No 3 in this wonderful quartet. Mountolive is a career diplomat, who early in the book is posted to Alexandria where he has an affair with Leila, the mother of Nessim and Narouz, apparently sanctioned by her elderly husband. He commits a faux pas at a dinner with the family assuming thoughtlessly that they are Moslems (they are in fact Coptic Christians) and is lambasted by the elderly father for the historic dislike/respect for the Copts by the English and westerns generally.
He is posted abroad but misses Leila. Returning to Alexandria as ambassador, he is told by Pursewarden that British mistrust of this family is wholly misplaced, and is relieved due to his close friendship with them. But this appears wrong ; Pursewarden (who incidentally and possibly of prurient interest only has an incestuous relationship with his blind sister) has a drunken night with Melissa who tells him that the suspicions are well placed as one of her former lovers worked for them and revealed all to her. Astonishingly and ?(implausibly) this error is the cause of Pursewarden’s suicide, although it is odd that Nessim is in his room when the body is discovered.

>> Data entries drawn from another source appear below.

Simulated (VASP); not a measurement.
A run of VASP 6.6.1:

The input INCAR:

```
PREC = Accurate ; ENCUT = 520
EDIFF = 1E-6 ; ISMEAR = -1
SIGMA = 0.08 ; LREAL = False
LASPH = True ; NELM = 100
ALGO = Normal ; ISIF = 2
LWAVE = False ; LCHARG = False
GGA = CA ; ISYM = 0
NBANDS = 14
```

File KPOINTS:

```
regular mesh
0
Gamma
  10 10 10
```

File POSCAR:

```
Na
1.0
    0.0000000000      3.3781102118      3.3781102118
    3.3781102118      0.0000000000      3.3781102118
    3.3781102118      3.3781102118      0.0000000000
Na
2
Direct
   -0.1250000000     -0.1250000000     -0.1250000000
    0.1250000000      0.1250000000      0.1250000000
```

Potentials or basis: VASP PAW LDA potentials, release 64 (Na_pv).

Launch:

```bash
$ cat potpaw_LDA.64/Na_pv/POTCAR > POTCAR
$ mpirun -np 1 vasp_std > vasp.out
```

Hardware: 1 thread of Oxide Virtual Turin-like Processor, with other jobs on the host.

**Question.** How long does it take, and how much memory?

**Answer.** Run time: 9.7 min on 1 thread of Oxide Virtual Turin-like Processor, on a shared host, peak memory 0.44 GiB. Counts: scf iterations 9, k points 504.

It appears that neither Darley (the narrator of Justine) nor Pursewarden were really loved by Justine, she seduced them both, sanctioned by her husband , to see if either had any knowledge (Darley via Melissa) of their real activities, which are to fund a Palestinian state where Jews, Christians and other non Islamic middle easterns would be protected from the growing Islamic domination of the region. Mountolive has to release this information to the Egyptians and Narouz is sacrificed and murdered in a grim bargain with a corrupt Egyptian official who receives bribes concealed within a copy of the Koran which his supplicants bring to him. Wow!